After spending the day cooking with Mama Pea, we head on to the highlight of our Chiang Mai trip. And that’s none other than Loy Krathong and Yi Peng Lantern Festival.
Visiting Chiang Mai in time for Loy Krathong and Yi Peng Lantern Festival has been in my bucket list for more than 20 years. So, this trip is a dream come true for me. What made it even more special is when we were there, the festival date fell on November 11, 2019—an auspicious date. It’s been a high-vibration day and you could really feel the magic in the air.
Loy Krathong and Yi Peng Lantern Festival are a time for “making merit”

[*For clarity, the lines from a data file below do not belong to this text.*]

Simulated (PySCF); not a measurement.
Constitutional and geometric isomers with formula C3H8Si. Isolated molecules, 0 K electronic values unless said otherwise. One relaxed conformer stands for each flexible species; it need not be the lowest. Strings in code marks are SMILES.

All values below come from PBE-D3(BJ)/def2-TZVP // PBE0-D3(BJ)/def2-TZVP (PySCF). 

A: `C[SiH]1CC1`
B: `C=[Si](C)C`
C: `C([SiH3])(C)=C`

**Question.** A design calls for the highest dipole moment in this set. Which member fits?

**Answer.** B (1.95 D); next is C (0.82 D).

The Yi Peng Lantern Festival is an event celebrated in Northern Thailand on the 12th full moon of the Thai lunar calendar. It’s made iconic by the paper lanterns released to the sky during the night of the festival. The event has its roots in Buddhism, and it’s considered by the Northern Thai people as a time for making merit. This means releasing all the suffering and mistakes of the previous year and making room for new luck. It’s also an occasion for giving thanks and making offerings to the river for its bounty and blessings.
Yi Peng is observed all over the northern part of the country. However, the best place to witness it is Chiang Mai. Hosted by the Chiang Mai Cultural Center, the celebration is particularly known for its energy and color.
The Yi Peng Festival was previously a standalone festival. These days, however, it’s celebrated in tandem with Loy Krathong. Loy Krathong is a Thai festival of thanksgiving, also observed on the 12th lunar month of the Thai calendar. Just like Yi Peng, Loy Krathong is deeply rooted in Buddhism. Its purpose is to show gratefulness and give offerings to the water gods for the year’s blessings.
The Yi Peng Lantern Festival is a once-in-a-lifetime experience
I’m truly thankful that we got to go to Chiang Mai as a group to witness Yi Peng. It is, hands down, a truly once-in-a-lifetime experience you won’t easily forget.
Yi Peng is a cultural experience. You get to know more about the culture of Northern Thailand, see the many different tribes there, and have a glimpse of how they live. You get to support them by buying their handicrafts, some of which can take two whole years to make.
Yi Peng is also a fun experience. It’s not just a time for making merit; it’s a time for merrymaking. There’s so much dancing and eating and drinking going on, and we gladly took part where we can.
Most of all, Yi Peng, along with Loy Krathong, is a spiritual, soul-feeding experience. Watching your krathong floating on the river is like watching your suffering floating away and leaving room for happiness and joy. Watching your lantern float up to the sky with your wishes written on them is like leaving room for hope. Above all, it’s a celebration of life, a celebration of the earth, a celebration of the universe, and a show of gratefulness for all the energy they have given us. It’s an opportunity to give thanks to the river for all the prosperity that we’ve got.